No Way To Treat a Genius

It’s 1990 and I'm at a Tears For Fears après gig backstage party somewhere in LA. It’s about 11pm, it’s incredibly crowded and full of appalling record company people. I'm sitting at a table getting quietly pissed with Will Gregory.

Earlier in the day, on the journey to LA, the petrifying boredom of the tour bus had been interrupted by Curt Smith who said, to no one in particular, “Wow, have you seen tonight’s guest list?” He was running his finger down the list.

“Dr Jacob Janov, Debbie Harry, Brian Wilson…..”

“Brian Wilson!” I ejaculated, braking off from a game of scrabble.

“Will he be at the after-show party?”

“ I should think so”

“You don’t sound too keen, wouldn’t you like to meet him? He’s a genius.”

They could probably tell by my reaction that I was a fan. However, I could tell by everyone else’s laughter and derogatory comments that they thought he was a bit of a joke. I got rather angry. My high horse was handy and I climbed on.

“That man,” I said raising myself up, “is a genius. You’re too young to appreciate what he achieved in the 60’s or just how revolutionary he was.”

"He's weird, he turned up last time we were here and we had to meet him.”

"God, I'd love to talk to him," I said.

"Well, you’re welcome to."

"I'd consider it an honour," I said rather pompously.

Hours later, having forgotten all about this conversation I am, as I mentioned earlier, sitting at a table getting quietly pissed with Will Gregory when I notice three figures slowly making their way towards us through the throng. I can see that one of them is Curt but I don’t recognise the guy on the left or the one in the middle – bloody hell it’s Brian Wilson!

They walk over to our table. I have time to register that Brian looks tired and drawn. The other guy looks weird. Like a TV evangelist – orange skin, a rictus smile – very scary! He has his hand clamped onto Brian's shoulder. (this guy, I later find out , is his mentor, manager, psychiatrist and self-appointed best pal.)

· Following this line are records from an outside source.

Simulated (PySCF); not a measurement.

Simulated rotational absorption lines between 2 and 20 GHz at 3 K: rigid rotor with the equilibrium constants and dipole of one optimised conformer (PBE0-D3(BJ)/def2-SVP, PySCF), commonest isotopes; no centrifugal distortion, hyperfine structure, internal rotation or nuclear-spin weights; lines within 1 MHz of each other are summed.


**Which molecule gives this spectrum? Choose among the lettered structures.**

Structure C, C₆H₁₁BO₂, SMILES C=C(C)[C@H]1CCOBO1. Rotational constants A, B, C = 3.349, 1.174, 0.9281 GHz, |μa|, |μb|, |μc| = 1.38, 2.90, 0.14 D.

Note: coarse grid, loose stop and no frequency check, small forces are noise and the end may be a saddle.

"Brian, this is our keyboard player Andy,” says Curt. “He’s always wanted to meet you," .

Whaaa........ I was not prepared for this. I staggered to my feet. Brian grabbed my hand with both of his and squeezed gently. The psychiatrist pulled back a chair and seated Brian at our table like a waiter in a posh restaurant. I leaned in and said something utterly banal like,

"It’s an honour to meet you - I've always loved your songs".

“Thank you, that’s really nice,” said Brian.

Me: “Are you writing any new stuff?”

He hesitated, there was an awkward silence. I thought I knew how to get his attention.

I said, “I’m a huge fan of The Four Freshmen – I’ve got every album they made – they were a big influence on you weren’t they?”

His face lit up, “Yes I learnt a lot from listening to their records – an awful lot – I used to listen to their harmonies and write them down - and then I tried to copy them.”

To show that I was a genuine fan and not a bull-shitter, I said, “My favourite album of theirs is ‘The Four Freshmen and The Five Saxes’.”

“Wow, that’s a great one.” said Brian. His speech, though strangely stilted, was making sense. I could see he was searching his memory. “Then they made ‘The Five Trumpets’.” He looked at the ceiling as though the answer was written there.

“And then the ‘Five Trombones’.” We said, in unison.

There was another awkward silence. I said, “My favourite track of theirs is ‘I Get Along Without You.”

“Very well,” he said. “The full title is “I Get Along Without You Very Well.”

He had a peculiarly vacant stare – like a pair of eyes seeing for the first time. I decided to ask him about about ‘Surf's Up’, which was in the news right then. He sparked to life again and he talked for maybe two or three minutes about it. He wandered off the subject from time to time but mostly he spoke normally, albeit with that stuttering delivery. Then the orange bloke looked at his watch and squeezed Brian’s shoulder. As if flicking on a switch, Brian rose to leave , but he wasn’t quite finished with me yet;

"Humour," he said. “That’s what I’m interested in now.” Then, with genuine feeling, "Humour – is what keeps me going".

He reached into his pocket and pulled something out . He held whatever it was in his cupped hands like it was some priceless jewel. I felt kind of privileged to be sharing his secret with. Proudly he revealed – a small portable tape recorder.

Then he leaned down to my level and spoke gently in my ear, "You see this tape recorder? Well every morning when I wake up, the very first thing I do is turn on this tape recorder".

He paused as if for dramatic effect…

“And then I tell a joke into it.”

Now he was really animated, as if this was the most exciting thing anyone could ever imagine,

“Then…’ Another dramatic pause.

‘…I wait a coupla minutes.” His voice was a whisper now.

“I wait just a coupla minutes... and then!… I play it back!….

‘AND MAN DO I LAUGH!"

A broad smile spread over his face. “Really,” I said, “that’s great.” I couldn’t think of any otyher way to reply .

The psychiatrist, obviously impatient by now, grabbed him by the shoulders and spun him round.

"That’s enough Brian! It's time we were going now!"

Brian shook my hand again and the two of them melted back into the crowd. I was left to reflect on my meeting with one of the true geniuses of pop music.